2. A reactive power (KVAR) compensator for compensating leading or
lagging KVAR in alternating current (AC) distribution systems, the
KVAR compensator comprising: a first unipolar paths, comprising: a
first half-bridge, comprising a first and a second rectifiers
connected in series with a first and a second independently
controllable unipolar switches respectively, a first power
inductor, and a first current transformer for generating a first
power inductor current direction data signal indicating the first
power inductor current direction; a second unipolar paths,
comprising: a second half-bridge, comprising a third and a forth
rectifiers connected in series with a third and a forth
independently controllable unipolar switches respectively, a second
power inductor, and a second current transformer for generating a
second power inductor current direction data signal indicating the
second power inductor current direction; an output capacitor with a
fixed capacitance or an output inductor with a fixed inductance;
and a control circuitry for receiving an AC input voltage signal,
an AC output voltage signal, the first power inductor current
direction data signal, and the second power inductor current
direction data signal, measuring a KVAR value, and setting a
variable gain to generate an apparent impedance across the AC input
for compensating the KVAR.
3. A reactive power (KVAR) compensator for compensating leading or
lagging KVAR in alternating current (AC) distribution systems, the
KVAR compensator comprising: a first unipolar paths, comprising: a
first half-bridge, comprising a first and a second unipolar
switching devices, a first power inductor, and a first current
transformer for generating a first power inductor current direction
data signal indicating the first power inductor current direction;
a second unipolar paths, comprising: a second half-bridge,
comprising a third and a forth unipolar switching devices, a second
power inductor, and a second current transformer for generating a
second power inductor current direction data signal indicating the
second power inductor current direction; an output capacitor with a
fixed capacitance or an output inductor with a fixed inductance;
and a control circuitry for receiving an AC input voltage signal,
an AC output voltage signal, the first power inductor current
direction data signal, and the second power inductor current
direction data signal, measuring a KVAR value, and setting a
variable gain to generate an apparent impedance across the AC input
for compensating the KVAR.
Description
CROSS REFERENCE OF RELATED APPLICATION
[0001] The present application is a national phase application of
the international patent application PCT/CN2016/070254 filed on
Jan. 6, 2016 which claims priority to the U.S. Provisional Patent
Application No. 62/100,074, filed Jan. 6, 2015, and U.S.

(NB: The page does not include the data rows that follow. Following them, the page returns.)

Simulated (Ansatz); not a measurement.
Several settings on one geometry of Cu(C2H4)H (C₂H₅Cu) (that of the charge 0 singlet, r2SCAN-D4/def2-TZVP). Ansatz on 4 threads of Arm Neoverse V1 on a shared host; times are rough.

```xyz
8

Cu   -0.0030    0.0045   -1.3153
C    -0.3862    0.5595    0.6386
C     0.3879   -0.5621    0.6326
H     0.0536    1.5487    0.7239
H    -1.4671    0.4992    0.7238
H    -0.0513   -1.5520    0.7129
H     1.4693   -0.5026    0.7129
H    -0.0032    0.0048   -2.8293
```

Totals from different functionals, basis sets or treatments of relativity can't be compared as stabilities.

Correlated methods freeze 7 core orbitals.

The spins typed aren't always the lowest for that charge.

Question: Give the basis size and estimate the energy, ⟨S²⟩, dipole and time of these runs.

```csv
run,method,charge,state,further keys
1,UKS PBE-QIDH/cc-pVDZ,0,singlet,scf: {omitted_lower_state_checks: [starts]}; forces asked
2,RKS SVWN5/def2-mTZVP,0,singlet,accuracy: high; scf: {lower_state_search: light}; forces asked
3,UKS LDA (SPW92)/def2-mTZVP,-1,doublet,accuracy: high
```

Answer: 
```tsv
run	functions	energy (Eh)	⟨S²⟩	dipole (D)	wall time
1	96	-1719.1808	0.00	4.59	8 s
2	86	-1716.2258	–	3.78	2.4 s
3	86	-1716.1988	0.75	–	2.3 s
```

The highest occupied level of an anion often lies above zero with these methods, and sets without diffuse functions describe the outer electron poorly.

Provisional Patent Application No. 62/100,076, filed Jan. 6, 2015,
the disclosures of which are incorporated herein by reference in
their entirety.
FIELD OF THE INVENTION
[0002] The present invention generally relates to electrical power
generation and distribution. Particularly, the present invention
relates to methods and devices for alternating current (AC)
reactive power (KVAR) compensation in AC electrical power
generation and distribution.
BACKGROUND
[0003] In AC electrical power distribution networks, the optimized
operating conditions for maximum energy efficiency in the usage,
transmission, and delivery of AC electrical power is when the
voltage and the current are closely in phase, and the reactive
power (KVAR) is close to zero. However, with the addition of
reactive loads and inherent reactive components such as capacitance
and inductance in the transmission and distribution system, the AC
current in the system can be phase-shifted with respect to the
voltage waveform. This creates power quality issues that affect the
efficient transmission and usage of the delivered electrical power.
The degradation in power quality due to the increasing reactive
power value is measured by the amount of phase angle shift of the
current behind (lagging) or ahead (leading) with respect to the
voltage waveform. Reactive power value is derived by the following
equation.
KVAR= {square root over (KVA.sup.2-KW.sup.2)} (1)
where KVAR is the total reactive power, KVA is the total apparent
power, and KW is real power.
[0004] Noted that only the real power KW is useful for productive
consumption, whereas the reactive power KVAR is wasted power. But
since the total apparent power KVA is made up of KW and KVAR as per
the equation above, both power components are be generated,
transmitted, and delivered. As such, an increasing phase shift of
the AC current with respect to the voltage waveform, which means
increasing value of reactive power KVAR will translate into a
significant efficiency decrease in the electrical power system.
[0005] This problem is well known and there are various legacy
methods of compensating and removing reactive power KVAR by
introducing reactive components at various points within the
electrical system. Typically these are capacitors introduced in
shunt across the electricity supply lines to cancel the generally
lagging current due to magnetic elements such as electric motors,
fluorescent ballasts, transformers, etc.
[0006] This has been traditionally achieved by adding fixed and
variable capacitor banks in shunt across the electrical power
transmission and distribution system. If a known and reproducible
KVAR problem is stable, then a fixed capacitor KVAR compensation
bank can be permanently installed at the point to be compensated.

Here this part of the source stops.